Several other types of commercial aircraft also use floppy disks, including newer variants of the 747 and the 767, older Airbus A320s, and some business jets such as Gulfstreams built until the 1990s. It is possible to upgrade from floppy disks to USB sticks, SD cards, or even wireless transfer, but doing so could cost thousands of dollars—and mean making a change to something that, while archaic, is known to work.

“There are some other strange evolutionary dead ends we find ourselves tied to because everything has to bow to the gods of reliability in aviation,” says Brian Ford of ACI Jet, an aircraft maintenance company based in California. “We still use PCMCIA cards and Zip disks, which are harder and harder to find as well. We have much longer design cycles that always feel like [they’re] getting further behind consumer devices, but we are catching up.”

Following the rodeo incident, Necaise decided to finally upgrade, but not to an entirely new machine—just to a floppy-to-USB emulator. These devices cost around $275 each, replace the floppy drive with a simple USB port, and are custom-made by a handful of companies. 

“Embroidery and CNC [computer-operated industrial tools for cutting materials such as metal or wood] are usually our biggest buyers,” says Joshua Paschal of PLR Electronics, a Texas-based company that sells emulators.

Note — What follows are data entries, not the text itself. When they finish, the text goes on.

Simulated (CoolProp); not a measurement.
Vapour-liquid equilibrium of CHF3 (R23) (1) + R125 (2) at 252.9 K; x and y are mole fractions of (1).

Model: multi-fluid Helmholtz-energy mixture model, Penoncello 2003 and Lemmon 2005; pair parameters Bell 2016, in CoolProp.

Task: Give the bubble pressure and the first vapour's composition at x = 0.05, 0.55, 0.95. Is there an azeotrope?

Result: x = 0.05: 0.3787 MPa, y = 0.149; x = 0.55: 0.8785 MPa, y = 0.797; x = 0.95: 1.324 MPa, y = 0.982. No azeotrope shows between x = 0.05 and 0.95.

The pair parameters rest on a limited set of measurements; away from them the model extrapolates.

PLR created a few base models that can be configured to work on nearly 600 machines. Their list includes looms, stage lighting consoles, circuit board printers, oscilloscopes, digital printers, electrocardiographs, vector signal analyzers, injection molding machines, tube and pipe benders, dicing saws, wire cutters, plasma cutters, metal presses, sounds samplers, musical instruments such as pianos and keyboards, and computer floppy drives from the likes of Sony, Panasonic, and NEC—as well as dozens of embroidery and CNC machines. 

Most of these cost thousands of dollars, and some aren’t even that old, so owners will want to keep them around for as long as possible: “A lot of this equipment was never upgraded to USB even when USB was predominant,” says Paschal. “They are still stuck with floppy drives, especially embroidery machines. That left a big opportunity in the market to upgrade these people.”

People come to PLR for upgrades not just because they can’t find disks, but because they can’t get hold of replacement drives. “Even when we started selling these devices 12 years ago, floppy drives were getting hard to find, so I can’t imagine now,” Paschal says. Sales are dropping, but Paschal says the company still sells between 2,000 and 3,000 units a year. 

The floppy disk may never truly die out. “There are people in the world who are still busy finding and fixing up and maintaining phonograph players from 1910, so it’s really hard for me to believe that the floppy disk is just going to utterly disappear,” says Lori Emerson, a professor at the University of Colorado Boulder and the founder of the Media Archaeology Lab.